NAB, HUB24, Sonic Healthcare and Telstra were big winners this week. Zip Co, Medibank Private and Lifestyle Communities incurred punishment after their updates.

Australian Macro Note: The RBA Has a Problem

The week’s Australian macro data arrived in a consistent formation. The labour market is tight, wages are sticky, consumers are stressed, and the RBA has no credible pathway to cutting rates anytime soon; instead, bets on another rate hike in the coming months are rising.

January employment added 17,800 jobs, with unemployment holding at 4.1%, matching a nine-month low in trend terms. Full-time employment rose 50,000, partly offset by a 33,000 fall in part-time work.

The wage data published earlier in the week reinforced that reading. Australia’s Wage Price Index rose 0.8% in Q4 2025 and 3.4% year-on-year, in line with forecasts on the headline, but with a composition that keeps the RBA wary. Public-sector wages accelerated to 4.0% annually as new state enterprise agreements delivered multiple rounds of increases, with more still scheduled. Healthcare and social assistance wages rose 4.4%, and utilities 4.2%. Private sector wages at 3.4% are not reigniting a broad wage-price spiral, but pockets of 4%-plus growth in service-heavy industries will feed services inflation, which is the hardest component to bring back to target when productivity is weak.

Consumer confidence, meanwhile, is shaky. The ANZ-Roy Morgan index rose just 0.2 points to 77.1 in the week of 9–15 February, a number ANZ described as “very weak.” The four-week average fell to 79.6, its lowest since June 2024. Confidence is down 3.4 points since the February rate hike. Households feel marginally better about recent finances but are materially more nervous about the year ahead: expectations for personal finances over the next 12 months hit a decade low. Inflation expectations ticked up to 5.5%. With the cash rate at 3.85% and another move potentially two months away, the consumer sector will remain under pressure.

The RBA’s own February minutes confirmed the policy framework of “no preset path,” high uncertainty, and an explicit acknowledgement that the late-April quarterly CPI print is the key catalyst for the May meeting decision. If underlying inflation stays above target, and Thursday’s labour market data makes that more, not less, likely, the board has both the mandate and the macro cover to move again. The next RBA meeting is on 1 April; the inflation data drops on 23 April; and May’s decision will be made with full clarity on both.
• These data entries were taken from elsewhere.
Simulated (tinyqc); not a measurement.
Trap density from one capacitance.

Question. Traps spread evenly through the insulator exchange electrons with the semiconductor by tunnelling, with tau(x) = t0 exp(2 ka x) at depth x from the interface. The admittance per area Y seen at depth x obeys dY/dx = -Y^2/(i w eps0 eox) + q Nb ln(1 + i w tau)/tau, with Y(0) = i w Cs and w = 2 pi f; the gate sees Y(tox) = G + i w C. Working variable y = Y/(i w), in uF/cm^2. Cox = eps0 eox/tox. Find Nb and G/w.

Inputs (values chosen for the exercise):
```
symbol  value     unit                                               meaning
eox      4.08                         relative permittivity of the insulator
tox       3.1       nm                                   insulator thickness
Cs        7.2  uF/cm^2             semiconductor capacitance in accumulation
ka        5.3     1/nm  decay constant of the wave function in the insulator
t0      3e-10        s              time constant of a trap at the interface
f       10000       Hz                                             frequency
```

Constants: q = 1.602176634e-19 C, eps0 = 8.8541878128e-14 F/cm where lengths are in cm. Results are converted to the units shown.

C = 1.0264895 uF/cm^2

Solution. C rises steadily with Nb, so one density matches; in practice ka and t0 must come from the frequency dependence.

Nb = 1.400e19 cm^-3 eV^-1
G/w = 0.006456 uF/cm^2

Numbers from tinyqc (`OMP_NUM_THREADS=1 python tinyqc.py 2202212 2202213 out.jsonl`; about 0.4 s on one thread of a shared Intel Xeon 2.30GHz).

Remember, though, the stock market is not the economy, hence why the ASX200 has returned to its highs. In a special report this week, the research team outlined how the Old School is New Again theme is supporting the local market. The explanation is that miners and banks have been on a tear, extending gains enjoyed in 2025. Energy has also enjoyed firm bids, reversing course from a negative performance in 2025, though the sector does not have a huge influence on the benchmark due to a small 3.9% weighting at the end of January. That is far overshadowed by financials at 32.4% and materials at 24.9%, with the diversified industrials taking the bronze at 7.3%. Tech (just 2.2% weighting) also doesn’t have a big impact on the index, though that won’t make you feel any better if you are holding some of the major steep fallers within the group this year. Healthcare is moderately sized at ~7.2%.

Source: S&P Global

Earnings breadth may be narrow, but earnings momentum is positive, and for the index, the direction and the weighting of those on the rise matter more than diffusion. Rising commodity prices feed directly into Australia’s national income, lifting nominal growth and underpinning fiscal receipts. That, in turn, stabilises confidence even as parts of the growth complex de-rate. Notably, this is an expectations cycle rather than a demand boom. China’s stabilisation, not resurgence, has been enough to trigger upgrades. That tells you positioning was defensive, and pessimism was too high. When revisions flip from negative to positive, liquidity follows. Global macro capital, particularly in a softer US dollar environment, looks for large, liquid exposures to global growth outside the US – Australia’s miners and banks fit the bill.

We continue recommending BHPRio Tinto, and selective gold miners, like Northern Star, some copper exposures and others across the metals complex. We also have buy ratings on the banks – see our research portfolio page for the latest updates.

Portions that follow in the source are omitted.